Battles v. McDonald, 222 Ill. App. 205 (1921)

Oct. 5, 1921 · Illinois Appellate Court · Gen. No. 26,710
222 Ill. App. 205

Herbert D. Battles, Receiver, Appellee, v. Dora McDonald and O. L. Halberg, Appellants.

Gen. No. 26,710.

Mortgages—effect of expiration of redemption period under foreclosure of second mortgage and delivery of deed on rights under foreclosure of first mortgage. Upon expiration of the period of redemption under the foreclosure of a second incumbrance on property and the execution and delivery of a deed to the property by the master in chancery to defendant, the original mortgagors lost all interest whatsoever in the property and could not thereafter assert any right to the rents and profits derived therefrom, either before or during the running of the period of redemption under the foreclosure of the first incumbrance, and therefore a complainant representing their creditors cannot assert such rights.

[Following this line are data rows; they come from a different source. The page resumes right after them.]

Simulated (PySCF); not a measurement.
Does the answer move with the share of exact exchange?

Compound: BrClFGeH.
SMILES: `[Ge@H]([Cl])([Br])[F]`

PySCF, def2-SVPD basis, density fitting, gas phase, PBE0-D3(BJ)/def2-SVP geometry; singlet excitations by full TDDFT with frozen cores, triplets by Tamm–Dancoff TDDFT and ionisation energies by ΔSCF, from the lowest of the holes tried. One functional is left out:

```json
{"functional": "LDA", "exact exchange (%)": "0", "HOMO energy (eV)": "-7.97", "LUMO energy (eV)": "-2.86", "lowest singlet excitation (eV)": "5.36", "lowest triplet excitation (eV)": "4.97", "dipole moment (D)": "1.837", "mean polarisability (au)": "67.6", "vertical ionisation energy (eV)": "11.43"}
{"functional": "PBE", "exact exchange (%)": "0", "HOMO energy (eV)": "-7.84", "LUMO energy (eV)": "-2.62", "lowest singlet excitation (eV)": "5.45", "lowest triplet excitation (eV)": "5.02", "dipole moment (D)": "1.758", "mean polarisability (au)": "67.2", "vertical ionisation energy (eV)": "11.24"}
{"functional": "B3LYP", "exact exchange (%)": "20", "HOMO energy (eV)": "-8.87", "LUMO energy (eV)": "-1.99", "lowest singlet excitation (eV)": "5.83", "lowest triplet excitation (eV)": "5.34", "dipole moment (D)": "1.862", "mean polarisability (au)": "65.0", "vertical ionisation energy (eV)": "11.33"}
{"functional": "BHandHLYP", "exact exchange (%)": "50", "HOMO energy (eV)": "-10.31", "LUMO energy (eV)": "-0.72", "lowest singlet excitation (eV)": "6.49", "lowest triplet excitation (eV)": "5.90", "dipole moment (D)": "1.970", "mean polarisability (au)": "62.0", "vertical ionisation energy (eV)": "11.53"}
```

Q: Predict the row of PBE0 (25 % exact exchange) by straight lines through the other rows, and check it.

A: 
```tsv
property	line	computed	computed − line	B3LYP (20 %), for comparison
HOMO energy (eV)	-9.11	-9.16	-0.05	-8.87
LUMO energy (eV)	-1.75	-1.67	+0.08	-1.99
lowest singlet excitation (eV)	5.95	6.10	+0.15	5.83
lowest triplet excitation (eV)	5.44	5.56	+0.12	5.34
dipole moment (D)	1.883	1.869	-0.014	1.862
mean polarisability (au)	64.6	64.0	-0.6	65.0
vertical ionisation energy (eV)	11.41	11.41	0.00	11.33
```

Interlocutory appeal from the Circuit Court of Cook county; the Hon. John P. McGoorty, Judge, presiding. Heard in the- Branch Appellate Court.

Reversed.

Opinion filed October 5, 1921.

Rehearing denied October 17, 1921.

John A. Brown and John H. McAuliffe, for appellants.

B. M. Shafener, for appellee.

Mr. Justice Thomson

delivered the opinion of the court.

This is an appeal from an interlocutory order enjoining and restraining the defendant Dora McDonald from collecting or receiving further rentals for certain property from the defendant O. L. Halberg and restraining the latter from paying any further rentals for said property to the defendant Dora McDonald until further order of the court.

Title to the property in question was formerly in G-uy C. and Cassius M. McDonald. In January, 1914, they executed a trust deed, conveying the property to *206secure their note for $80,000. In July, 1914, they executed another trust deed, conveying the same property to secure their note for $25,000. The latter note was held hy Harold A. McDonald. The $25,000 incumbrance was foreclosed in August, 1915, and a master’s certificate was issued in the name of a clerk in the office of the solicitors for Harold A. McDonald. At the expiration of the period of redemption, in June, 1917, a master’s deed was issued on this certificate to the defendant Dora McDonald, who was the-mother of Harold A. McDonald.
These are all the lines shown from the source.